Sir Richard Branson and Lord Sugar could become ambassadors in UK diplomatic shake-up
Jeremy Hunt will use a speech on Wednesday to encourage new talent to champion British interests overseas and strike deals with other countries after Brexit.
He will also talk reveal efforts to rebuild the UK’s diplomatic footprint across the world following decades of contraction.
This includes the creation of 12 new missions and hundreds of new diplomatic posts.
“Our democratic values are arguably under greater threat than at any time since the fall of the Berlin Wall,” Mr Hunt will tell the Policy Exchange think-tank in London.
“We must reinvigorate and expand British diplomacy.”
The foreign secretary’s plan includes widening the net when looking for ambassadors, beyond career civil servants.
“The strength of our network is its professionalism, which has given us what I believe is the finest diplomatic service in the world,” Mr Hunt is expected to say.
“But we must never close our eyes to the approaches and skills of other industries.”
Only one or two ambassador posts will be opened up to applicants from outside the civil service, but they could include plum jobs in Washington DC and Paris.
Non-civil servants have been made ambassadors before but they are typically political appointments such as Lord Llewelyn, the UK ambassador to France. He previously served David Cameron’s government as Downing Street chief of staff.
Lord Ricketts, a former chief civil servant at the Foreign and Commonwealth Office (FCO), said it would be important that any external candidate recruited under Mr Hunt’s plan wins the position after competing for it fairly against career diplomats.
There is also a need to avoid damaging the morale of civil servants by parachuting outsiders into the best foreign jobs, he warned.
“No-one will object to this being done in a small way, more than that and it will send a very bad signal,” Lord Ricketts told Sky News.
A senior business figure with experience of working for the British government said hiring external talent into top diplomatic posts was a risky strategy because they would not be familiar with the bureaucracy, even though they would bring a fresh perspective.

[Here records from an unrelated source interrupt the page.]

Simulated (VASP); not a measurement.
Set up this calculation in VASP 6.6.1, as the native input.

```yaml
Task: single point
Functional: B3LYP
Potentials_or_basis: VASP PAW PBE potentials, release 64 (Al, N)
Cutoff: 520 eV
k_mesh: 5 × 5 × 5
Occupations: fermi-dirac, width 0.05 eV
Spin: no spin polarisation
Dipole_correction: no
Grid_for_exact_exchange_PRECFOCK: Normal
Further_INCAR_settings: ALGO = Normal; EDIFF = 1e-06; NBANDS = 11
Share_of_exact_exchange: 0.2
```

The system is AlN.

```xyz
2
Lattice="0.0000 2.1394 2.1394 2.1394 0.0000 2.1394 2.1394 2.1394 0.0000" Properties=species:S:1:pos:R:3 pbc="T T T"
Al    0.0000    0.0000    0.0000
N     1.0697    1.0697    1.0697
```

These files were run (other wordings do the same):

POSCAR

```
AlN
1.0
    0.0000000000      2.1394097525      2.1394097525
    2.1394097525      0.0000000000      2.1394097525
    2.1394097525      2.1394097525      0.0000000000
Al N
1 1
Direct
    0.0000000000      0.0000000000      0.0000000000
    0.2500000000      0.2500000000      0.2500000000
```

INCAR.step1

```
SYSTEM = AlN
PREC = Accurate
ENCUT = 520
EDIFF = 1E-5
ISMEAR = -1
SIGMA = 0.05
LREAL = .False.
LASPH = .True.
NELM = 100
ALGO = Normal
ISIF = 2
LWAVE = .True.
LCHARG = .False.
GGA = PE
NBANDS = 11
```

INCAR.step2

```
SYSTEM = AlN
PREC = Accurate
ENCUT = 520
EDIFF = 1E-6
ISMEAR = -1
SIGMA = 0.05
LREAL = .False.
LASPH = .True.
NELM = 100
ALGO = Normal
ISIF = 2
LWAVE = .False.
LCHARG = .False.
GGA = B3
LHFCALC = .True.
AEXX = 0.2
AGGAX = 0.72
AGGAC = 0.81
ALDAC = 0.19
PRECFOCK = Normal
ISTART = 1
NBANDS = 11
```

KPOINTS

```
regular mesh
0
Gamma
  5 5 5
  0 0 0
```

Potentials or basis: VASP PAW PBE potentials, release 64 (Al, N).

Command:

“Without any government experience it could be quite tough because you wouldn’t know where to join up all the dots or which buttons to press,” the senior figure, who asked to remain anonymous, said.
The move on a small scale reflects the US system that enables a mixture of diplomats and political appointees to serve as ambassadors.
Woody Johnson, the US ambassador to the UK, is a businessman who was nominated by President Donald Trump.
In regrowing the UK’s footprint overseas, Mr Hunt will flesh out plans to create 12 new diplomatic missions or sites and hire almost 1,000 additional personnel.
This will include 335 new diplomatic posts overseas, 328 new roles in London, and 329 new locally-engaged staff. There will be a new embassy in Dijibouti and the upgrading of the British office in Chad to a full embassy.
Many of these moves have previously been announced.
Mr Hunt will say the Foreign Office is investing in linguistic skills. It will double the number of diplomats abroad who speak the local language from 500 to 1,000 – and increase the number of languages taught at the FCO from 50 to 70.
The 20 extra languages will vary from the Central Asian tongues of Kazakh and Kyrgyz, to Shona in Zimbabwe and Gujarati in India.
The foreign secretary will say that the UK’s network with countries around the world is underpinned by the shared values of democracy, the rule of law and a belief in free trade.
“When these values are under threat, Britain’s role – indeed obligation – is to defend them,” he is due to say.
“Which is why to do so, we must become an invisible chain linking the world’s democracies.”